Well God wasn't going to let me get away with that big pity party! He reminded me that yes, there are bigger homes than mine and smaller ones. That people fly here and there and others who are confined to nursing homes unable to even go outside. More importantly that there will always be people who will run faster than a speeding bullet, but I need to stop whining and start praising Him for being able to walk as much as I can.

He doesn't promise us a rose garden, but He does promise to be right there to lift us up when life sends us those moments when we say "it's not fair". Truthfully, I wonder if He was nailed on that cross saying, "this isn't fair"? Talk about something not being fair...look what He did for you and me so that we would be saved.

In His Love,
Becky

4 comments:

Mary said...

You know, asking the question about Jesus on the cross...If you remember, the night He was betrayed, Jesus was in the Garden praying to His Father, "If possible, let this cup pass from me. But, not My will, but Thy will be done..." Sounds like a "not fair" moment to me! How about: "My God, My God, why have You forsaken Me?" sounds like "not fair" there, too. That whole night Jesus was in the Garden of Gethsemane, He was praying to His Father about what He knew was coming. The three guys He wanted to keep Him company, slept through the whole thing! Here was the Savior of the world, up all night praying, while His three friends were sleeping. Talk about not being fair! HE was about to give His very life for them and they couldn't stay awake and watch with Him for even a short time.
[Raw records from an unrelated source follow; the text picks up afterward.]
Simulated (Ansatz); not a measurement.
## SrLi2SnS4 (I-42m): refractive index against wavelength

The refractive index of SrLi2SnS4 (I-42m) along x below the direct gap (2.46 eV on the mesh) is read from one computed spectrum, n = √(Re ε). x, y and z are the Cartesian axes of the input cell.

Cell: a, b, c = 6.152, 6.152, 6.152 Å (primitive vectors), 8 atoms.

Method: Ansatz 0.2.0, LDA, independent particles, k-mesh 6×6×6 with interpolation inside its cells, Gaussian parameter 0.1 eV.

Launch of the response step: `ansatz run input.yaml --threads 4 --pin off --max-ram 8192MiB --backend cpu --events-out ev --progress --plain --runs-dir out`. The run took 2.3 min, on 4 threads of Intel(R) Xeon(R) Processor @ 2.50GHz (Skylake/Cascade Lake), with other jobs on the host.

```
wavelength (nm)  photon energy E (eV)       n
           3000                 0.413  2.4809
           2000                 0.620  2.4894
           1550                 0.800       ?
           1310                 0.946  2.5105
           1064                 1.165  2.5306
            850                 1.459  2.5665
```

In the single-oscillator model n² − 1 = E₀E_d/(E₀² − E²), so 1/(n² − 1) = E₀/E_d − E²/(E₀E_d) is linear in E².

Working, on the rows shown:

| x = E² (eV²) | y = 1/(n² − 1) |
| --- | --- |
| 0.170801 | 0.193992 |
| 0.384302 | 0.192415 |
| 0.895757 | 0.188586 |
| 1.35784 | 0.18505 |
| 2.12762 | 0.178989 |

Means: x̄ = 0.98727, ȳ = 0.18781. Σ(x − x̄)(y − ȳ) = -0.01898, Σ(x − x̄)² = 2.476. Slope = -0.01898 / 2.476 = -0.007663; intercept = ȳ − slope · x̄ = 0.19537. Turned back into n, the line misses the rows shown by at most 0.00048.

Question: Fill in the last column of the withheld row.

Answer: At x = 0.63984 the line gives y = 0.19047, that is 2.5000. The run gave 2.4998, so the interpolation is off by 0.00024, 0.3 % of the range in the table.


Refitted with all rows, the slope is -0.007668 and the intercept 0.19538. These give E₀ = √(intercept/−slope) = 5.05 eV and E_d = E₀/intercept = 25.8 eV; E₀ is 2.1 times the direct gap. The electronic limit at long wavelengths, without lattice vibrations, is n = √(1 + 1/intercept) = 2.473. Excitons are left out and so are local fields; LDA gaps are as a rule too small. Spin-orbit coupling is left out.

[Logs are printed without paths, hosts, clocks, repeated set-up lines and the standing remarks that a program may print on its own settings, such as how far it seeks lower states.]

Now, to make it personal. How often do I fall asleep on my "watch"? Times when the Lord would really like me to pay attention and "hang out" with Him, but I fall asleep, or find other things to do? That's when I am so glad that the grace of God means I'll get a "full day's wage" when all is said-and-done as long as my harvesting was done for the Lord's benefit!

Mary said...

I'm back. I realized this morning that I was too flippant in my earlier posting. While we, as fully human, might have been screaming "not fair" to the things Jesus endured, He did not.

My devotional reading this AM, pressed that point home to me and I knew I had to apologize to you-all. I will quote, "Jesus was God, but He was also fully man. He experienced the physical agony of the crucifixion. On top of that, He also felt emotional and spiritual anguish because the nation rejected Him and His disciples denied Him. Worst of all, when He took our sin upon Himself, the Father turned away (Matt. 27:46, 2 Cor. 5:21). Yet Jesus didn't see Himself as a victim, He willingly offered His blood on our behalf (Jn. 10:18) and considered it a joy (Heb 12:2). No greater love exists."

So, I owe an apology for being disrespectful of the love HE expressed on my behalf---while I was yet a sinner!

Anonymous said...

I agree with you, and you have challenged me this time to think about this. Jesus did ask "why have You forsaken me". And like you said, He was fully man. But I have to wonder if Jesus was thinking about Abraham and Isaac. Just as Abraham was about to sacrifice his son, God brought him a substitute. And I need your help here Mary, because I wonder at what age did Jesus realize that He was the Lamb of God. That He was God's Isaac? I am confused on that. I guess that I picture Him as being the baby, dirty diapers and all. Then being a toddler and eating dirt in the sandbox. And then going to temple at the age of 12 and just soaking in all of the OT teachings. Was it when He was baptized and the Spirit of the Lord came into Him when He realized what He what His destiny was? That night in the Garden when His disciples were snoozing, could He have been praying and thinking, "Ok God, I am your Son, where is my substitute"?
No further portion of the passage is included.